Nearly all large enterprises have implemented shared storage based on Fibre Channel SAN technology. Typically, these installations began as fairly modest configurations, with a few dozen servers and one or more large SAN-attached storage arrays. But with SAN technology demonstrating its end-user value and ability to more efficiently manage storage data, data center SANs in many cases have quickly grown to encompass more servers and more storage capacity.
Although thankfully McDonald's has sworn off super-sizing fast food, data centers worldwide continue to super-size their SANs in an attempt to connect hundreds, and in some cases thousands, of servers and storage devices in a single storage network.
Standards vs. Reality
According to ANSI standards, a Fibre Channel SAN may have as many as 239 switches in a single fabric and support up to 15½ million devices. These standards limits are based on the number of bits that are available within a three-byte Fibre Channel address associated with unique Domain IDs for individual switches and device identifiers for attached nodes such as servers and storage targets. Although for competitive reasons all switch vendors proclaim their support for these impressive figures, none has been able to implement them in real product.

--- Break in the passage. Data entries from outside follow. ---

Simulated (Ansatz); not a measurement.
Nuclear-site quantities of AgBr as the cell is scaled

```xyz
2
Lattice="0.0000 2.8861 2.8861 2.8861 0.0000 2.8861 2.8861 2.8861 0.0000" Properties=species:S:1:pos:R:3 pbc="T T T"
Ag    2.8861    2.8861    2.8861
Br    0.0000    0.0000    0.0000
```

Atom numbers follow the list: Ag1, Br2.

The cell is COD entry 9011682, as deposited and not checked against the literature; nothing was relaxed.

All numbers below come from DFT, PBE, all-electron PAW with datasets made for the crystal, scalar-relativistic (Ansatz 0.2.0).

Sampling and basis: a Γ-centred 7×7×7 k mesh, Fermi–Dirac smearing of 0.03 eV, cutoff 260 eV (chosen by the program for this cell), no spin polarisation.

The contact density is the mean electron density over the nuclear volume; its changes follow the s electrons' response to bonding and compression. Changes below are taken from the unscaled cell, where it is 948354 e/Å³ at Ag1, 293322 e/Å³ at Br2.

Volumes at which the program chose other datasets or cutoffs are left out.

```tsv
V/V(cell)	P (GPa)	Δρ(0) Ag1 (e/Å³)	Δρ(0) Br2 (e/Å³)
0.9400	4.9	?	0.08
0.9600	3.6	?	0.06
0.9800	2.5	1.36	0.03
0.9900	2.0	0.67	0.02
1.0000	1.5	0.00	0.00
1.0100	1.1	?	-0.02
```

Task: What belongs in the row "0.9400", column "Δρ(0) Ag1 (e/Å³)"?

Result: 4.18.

Supposing for a moment that a vendor could actually support these standards limits, the time required to stabilize a single SAN composed of hundreds of switches and the complexity of registering tens of thousands of devices would be unacceptable in any enterprise environment. Nonetheless, many customers are attempting to build large fabrics to support their business applications, either by connecting director-class fabrics or by building complex meshes of departmental switches.
Why Build Big SANs?
Storage managers are attempting to build large SAN fabrics for numerous reasons. Typically, the purpose of a large storage network is not to provide any-to-any connectivity; rather in most cases, a large multi-switch fabric results from an attempt to share one or more storage assets by hundreds of servers — a many-to-few connection strategy.
A large enterprise, for example, may have invested hundreds of thousands of dollars in a large robotic tape library. In order to share this single resource with hundreds of devices, it is necessary to attach multiple directors or switches by interswitch links (ISLs).
Likewise, sharing several large storage arrays between 500 or more servers may require multiple ISLs between ten or more director-class fabrics. From a customer standpoint, the business objective of more efficiently sharing storage assets is fairly straightforward. From a technology perspective, however, achieving this business goal can be very complex.
Hefty Issues for Hefty SANs
Building a large multi-switch SAN requires careful network design to ensure that sufficient bandwidth is allocated between switches to optimize application performance. In addition, safeguarding against failed links requires a meshed design to provide alternate paths through the fabric.
Allocating ISLs for both performance and alternate pathing consumes expensive fabric ports and reduces the total port count for servers and storage targets. So the more fully meshed the fabric, the lower the total productive population of the SAN.
This becomes painfully obvious when customers attempt to build large fabrics with 16- or 32-port fabric switches. In such configurations, a third or more of the total port count may be devoted to ISLs. In general, higher port count directors are far more efficient when scaling to large SANs, since more ports per chassis are available for device attachment. In addition, new 10 Gbps ISL options simplify switch-to-switch connectivity and avoid multi-ISL trunking issues such as potential out-of-order frame delivery.
Building large SANs has several unintended consequences that may affect fabric stability. Due to inherent architectural characteristics of Fibre Channel, as well as specific vendor implementation in products, connecting 8 or more switches in a single fabric may result in erratic behavior. Fibre Channel is a link layer architecture, much like bridged LANs. A layer 2 network gives optimum performance and the lowest protocol overhead, which aligns nicely with performance requirements of block data over a channel.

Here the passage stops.